The 25 Sales Skills They Don't Teach at Business School by Stephan Schiffman
Author:Stephan Schiffman
Language: eng
Format: epub
Tags: epub, ebook
Publisher: D.E.I. Management Group
Published: 2002-07-15T00:00:00+00:00
Skill #14
Don’t “Product Dump”
“I give what I think is a great opening summary of my company and its products and services during the opening phase of the first meeting. It takes fifteen to twenty minutes. Prospects don’t seem to be responding well to it, though. What’s happening?”
What’s happening is you’re forgetting one of the most important facts of professional sales: You are more than a walking brochure!
Most salespeople are taught to “find the needs” of their prospects, so they can make presentations designed to show how their organizations can fill those “needs.” In fact, they get used to six or eight common “needs” and become very comfortable indeed discussing them.
There’s a problem with this approach, though. It turns you into a walking advertisement. You recite a familiar “spiel” during your first meeting. Guess what? In today’s economy, the odds are high that your prospect already has—or has access to—some variation on what you offer. He or she doesn’t really “need” you at all.

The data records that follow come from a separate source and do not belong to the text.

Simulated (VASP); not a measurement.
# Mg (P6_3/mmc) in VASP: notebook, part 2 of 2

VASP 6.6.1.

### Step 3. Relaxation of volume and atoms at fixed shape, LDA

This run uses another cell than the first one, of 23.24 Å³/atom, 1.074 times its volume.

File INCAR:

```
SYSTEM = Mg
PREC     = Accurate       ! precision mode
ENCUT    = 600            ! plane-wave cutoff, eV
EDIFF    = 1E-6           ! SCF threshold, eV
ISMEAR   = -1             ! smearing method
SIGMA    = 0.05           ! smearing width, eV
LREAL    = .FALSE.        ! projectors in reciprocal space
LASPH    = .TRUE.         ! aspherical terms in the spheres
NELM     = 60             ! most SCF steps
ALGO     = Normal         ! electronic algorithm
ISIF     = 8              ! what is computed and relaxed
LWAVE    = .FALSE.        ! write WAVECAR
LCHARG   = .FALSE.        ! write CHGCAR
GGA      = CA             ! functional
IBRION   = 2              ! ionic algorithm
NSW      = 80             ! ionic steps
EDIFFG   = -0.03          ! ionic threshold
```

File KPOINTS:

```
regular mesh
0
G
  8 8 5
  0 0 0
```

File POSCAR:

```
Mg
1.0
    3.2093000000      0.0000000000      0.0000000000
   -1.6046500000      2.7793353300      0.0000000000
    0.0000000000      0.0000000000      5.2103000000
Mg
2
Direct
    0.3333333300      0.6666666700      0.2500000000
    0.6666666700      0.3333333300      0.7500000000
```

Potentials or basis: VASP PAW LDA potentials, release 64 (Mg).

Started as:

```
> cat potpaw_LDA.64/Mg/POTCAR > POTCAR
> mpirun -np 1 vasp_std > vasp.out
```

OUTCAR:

The act of reciting a well-known (and lengthy) monologue to a prospect is called “throwing up” on the prospect—or, to use a slightly more pleasant term, executing a “product dump.” Whatever we call it, it means we are sending far more information out during the first meeting than we are taking in. In fact, product dumping is the most common reason for a first meeting with a prospect not to go well. Prospects hate hearing a product dump during the first meeting. (Don’t you?)
How to Turn Prospects Off
Reciting what we think we know about familiar “needs” during initial meetings with prospects won’t help us to sell more efficiently. In assessing people’s needs, we usually assume we know all about their business already. We assume that this prospect is facing exactly the same situation as the last prospect we met with. So we just soliloquize about what we have to offer or read from a brochure. In so doing, we overlook opportunities to gather meaningful information about what’s actually going on in the life of the person we’re talking to. The result: another turned-off prospect.
The reason so many salespeople rely on product dumps is that meetings with prospects can be stressful. When we’re stressed, we fall back on what’s familiar to us—namely, what we know about our product or service. Unfortunately, when we do that, we close down the lines of communication.
Not long ago, we had a visit from a salesperson who represented a copier company. The meeting consisted of a brief exchange of greetings, a couple over superficial remarks about the weather and the traffic, and the salesperson’s spiel about the features of his machine. This spiel went on, uninterrupted, for twenty minutes, at the conclusion of which time the fellow tried to “close” me. He didn’t succeed. He tried again. He didn’t succeed. He packed up his things and left.